I moved and had been in and out of doctor’s appointments for days, trying to figure out a solution to the problems I was having with my neck. I learned of a long-standing broken neck and on top of that, I was in a car accident as well.
The stress of the accident, the fallout with some people afterwards and the pressure of going back to work and trying to navigate life in general with that much pain and a neck brace were wearing on my nerves.
It was early one morning before Christmas and I was on my way to the Chiropractor’s office for a check-in and some treatment. The air was chilled, though not the Polar Vortex type weather Canada was treated to one winter before.
As I left the house and made my way down the driveway in the dark morning, I blew air into the dark sky above, thinking about what life looked like a mere weeks earlier. I often wondered around that time if ignorance truly was bliss.
If healing hurt this much and if it meant that so much of my life was going to look so vastly different, was it worth the stress I was going through?
I walked along silently, headphones in, listening to a favorite playlist as the world around me woke up to greet the day.
I approached a bus shelter and scrawled on the inside, I managed a small smile when I spotted a graffiti heart.

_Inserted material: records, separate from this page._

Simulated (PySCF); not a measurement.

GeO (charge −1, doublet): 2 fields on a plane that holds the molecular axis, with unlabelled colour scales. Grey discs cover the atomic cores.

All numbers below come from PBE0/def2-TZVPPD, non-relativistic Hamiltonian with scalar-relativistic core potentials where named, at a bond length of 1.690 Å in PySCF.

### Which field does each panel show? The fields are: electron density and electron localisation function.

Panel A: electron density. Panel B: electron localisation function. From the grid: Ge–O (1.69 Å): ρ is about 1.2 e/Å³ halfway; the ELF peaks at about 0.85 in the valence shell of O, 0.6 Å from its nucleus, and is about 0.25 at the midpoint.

Beneath it were the words, “Clear the way!” and immediately I recognized that the Universe was trying to tell me something, especially because the hearts showed up while I was in the midst of a worry session for one. It wasn’t quite a pity party, but it sure did tap into the most basic worries that one might have when the consistencies and constants shift beneath their feet.
Like a good friend, the Universe reminds us that the cost of a negative thought is far greater than the risk of sticking to one.